From Shrews to Fractals?

by Elouise

Romanesco Broccoli

I did not make this up.

He, sitting at the breakfast table, in a pleasantly talkative mood this morning.

  • Did you know shrews are the smallest mammal in the world?

She, sitting across the table, never in a talkative mood in the morning, but pleasant about it.

  • Oh! That’s interesting.


  • Yes, and did you know their size is related to how long they live?


  • No, I didn’t. But the one Smudge cornered in our kitchen didn’t live long, did it?

He, after a kind chuckle, warming up to his subject. [Remember, I did not ask about shrews or longevity.]

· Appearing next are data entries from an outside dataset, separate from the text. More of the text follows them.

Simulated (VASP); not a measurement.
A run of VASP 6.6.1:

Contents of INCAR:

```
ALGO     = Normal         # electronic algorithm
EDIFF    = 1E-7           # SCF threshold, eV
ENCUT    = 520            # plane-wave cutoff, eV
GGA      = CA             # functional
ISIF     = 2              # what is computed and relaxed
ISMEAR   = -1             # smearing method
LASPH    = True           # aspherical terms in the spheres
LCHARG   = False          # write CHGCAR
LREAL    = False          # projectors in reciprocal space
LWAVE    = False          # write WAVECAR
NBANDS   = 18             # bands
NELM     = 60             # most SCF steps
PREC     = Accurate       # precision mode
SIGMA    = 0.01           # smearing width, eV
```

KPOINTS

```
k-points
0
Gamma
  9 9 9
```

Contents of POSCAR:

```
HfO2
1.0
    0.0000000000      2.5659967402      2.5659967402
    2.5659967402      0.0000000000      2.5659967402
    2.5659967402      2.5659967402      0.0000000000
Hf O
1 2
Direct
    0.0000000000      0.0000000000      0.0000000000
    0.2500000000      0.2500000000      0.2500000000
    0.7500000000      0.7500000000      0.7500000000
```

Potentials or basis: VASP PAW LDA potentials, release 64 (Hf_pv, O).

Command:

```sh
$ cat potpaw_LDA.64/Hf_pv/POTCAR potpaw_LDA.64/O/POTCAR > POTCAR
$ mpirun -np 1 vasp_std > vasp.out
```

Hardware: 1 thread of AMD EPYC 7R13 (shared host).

  • Actually, those two things are very important. Their size and how long they live. They have to eat constantly because their size and the number of heartbeats they have per minute means their metabolism is super fast and if they don’t get enough food they’ll die.
  • You know they already don’t live very long, don’t you? [Yes, I do know this and, in fact, told him about this when I googled shrews and discovered 90% of them are fast food for predators.]
  • Well, there’s a connection there. The less food you have to eat, the longer you’ll live. Like those giant turtles. That also means your heartbeat is slower.

She, always able to come up with connections that have nothing to do with the intended message:

  • So you’re telling me I’m going to die sooner than you because I have a higher metabolism and a faster heartbeat and have to eat more often than you do????
  • And why is this so interesting to you?


  • Because it’s all about fractals!


  • Fractals? [The moment it’s out of her mouth she wishes she hadn’t asked.]


  • Yes! Fractals! You know, like that broccoli.
  • You don’t know what I’m talking about?
  • I have ties with fractal art. Lots of them!

D runs off to get some ties and show me fractal art on his ties.

He returns. Sadly, he seems to have given away most of his fractal art ties. Instead, he goes online and finds that broccoli he was talking about. Then he goes back to the tie search and finds two ties with fractal art—both in a paisley print.

I am now informed. I do not, however, have an answer to why shrews and fractals were so exciting to D on this particular day. As it turns out, he’s watching a set of lectures on Chaos Theory, and fractals are a form of chaos! (No argument from me about that one!)

See, it all made sense. Sort of.

At exactly 9:14am I received an email from D with the photo above and the following concise explanation:

Perfect example of a fractal structure in nature.

All the smaller parts repeat the configuration of the larger. So the big spikes are made up of smaller spikes that look almost identical to the larger, and those smaller are made up again of smaller spikes. Goes down a couple of levels.

Now I can’t say I don’t understand fractals.